How the Middle Powers Are Determining Asia’s Power Balance

Tensions between nation states in the Asia-Pacific will have profound and uncertain implications for war and peace in the 21st century. The region is moving from an open and consensual order to one defined more by competition and zero-sum politics between the two largest players in the area, the United States and China.

The Shifting Distribution of Power

To make sense of these long-term trends, the Lowy Institute Asia Power Index is an analytical tool that tracks changes in the distribution of power in the region. 

The Index ranks 25 countries and territories in terms of what they have, and what they do with what they have — reaching as far west as Pakistan, as far north as Russia and as far into the Pacific as Australia, New Zealand and the U.S. 

The 2019 edition has been expanded to 126 indicators and evaluates state power across eight thematic measures: military capability and defense networks, economic resources and relationships, diplomatic and cultural influence as well as resilience and future resources. 

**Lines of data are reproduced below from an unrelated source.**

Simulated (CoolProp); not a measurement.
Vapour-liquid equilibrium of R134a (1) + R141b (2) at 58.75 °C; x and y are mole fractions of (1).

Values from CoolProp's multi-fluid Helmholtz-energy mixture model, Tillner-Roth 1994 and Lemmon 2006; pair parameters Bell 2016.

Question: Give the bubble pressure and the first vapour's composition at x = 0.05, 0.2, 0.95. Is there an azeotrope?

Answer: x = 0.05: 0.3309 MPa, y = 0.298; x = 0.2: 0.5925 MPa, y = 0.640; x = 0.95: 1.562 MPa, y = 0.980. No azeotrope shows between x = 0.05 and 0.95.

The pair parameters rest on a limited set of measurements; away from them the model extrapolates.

There are three trends that emerge from this research that are set to shape the region in decades to come:

  • Under most scenarios, the U.S. will not be able to halt the narrowing power differential between itself and China. Nor will Beijing simply grab the scepter of unipolarity off the Americans. It is increasingly likely that neither power will be able to exert undisputed primacy in Asia. 
  • Globalization will still involve the U.S. and China, even if the two become less dependent on each other. China is too enmeshed in the international system to be contained. There are fewer ideological compulsions and economic advantage counts for more than during the last cold war. Rather than choosing sides, pushback from countries in the region will be issue-specific and reflect varying national interest calculations.
  • Far from being the hapless victims, middle powers will become more important in an age of great power competition. When two superpowers are gridlocked, the actions of the next rung of powers will constitute the marginal difference.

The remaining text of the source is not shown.